The fundamental unit of statistical analysis for the Bayesian spam filter is the statistic for an individual token, which boils down to counts of the number of occurrences of each distinct token seen in the TRAINING data (see Appendix A for details). To track the mapping between tokens and their counts, the SpamBGon suite will use a hash mapping, specifically, a from-scratch implementation of the java.util.Map interface, as documented in the Java 1.4.1 API specification. This module will be named MondoHashTable.java and MUST support the complete java.util.Map interface and contract specification. The MondoHashTable implementation MUST NOT use, access, refer to, or rely on the AbstractMap or any other implementation of the Map interface. The MondoHashTable implementation MAY employ the java.util.AbstractSet implementation to support the Map.keySet() and/or Map.values() operations.

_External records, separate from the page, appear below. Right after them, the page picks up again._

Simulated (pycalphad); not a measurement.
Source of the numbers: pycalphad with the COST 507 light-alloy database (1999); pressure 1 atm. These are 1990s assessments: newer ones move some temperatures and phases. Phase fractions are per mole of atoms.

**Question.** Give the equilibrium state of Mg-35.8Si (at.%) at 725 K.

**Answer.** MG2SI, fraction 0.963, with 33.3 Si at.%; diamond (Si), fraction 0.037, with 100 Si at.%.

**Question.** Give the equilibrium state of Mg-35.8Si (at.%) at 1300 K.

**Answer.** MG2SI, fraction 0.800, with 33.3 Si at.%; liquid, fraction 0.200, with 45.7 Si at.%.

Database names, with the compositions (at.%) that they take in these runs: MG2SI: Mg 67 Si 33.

As part of the project deliverables, the developer MUST demonstrate the performance of the MondoHashTable and show that it meets the quantitative requirements given in Section 4. To do so, it will probably be necessary to provide additional data members, methods, or subclasses to track quantities such as number of allocations and reallocations, number of accesses, wall clock time, etc. The choice of which data/methods/subclasses to provide is up to the developer, but all such entities MUST be documented in the API documentation (c.f., Section 5.1).
The MondoHashTable will form the core of the first milestone submission; refer to Section 5.1 for details on the full submission requirements.
Terran Lane 2004-01-26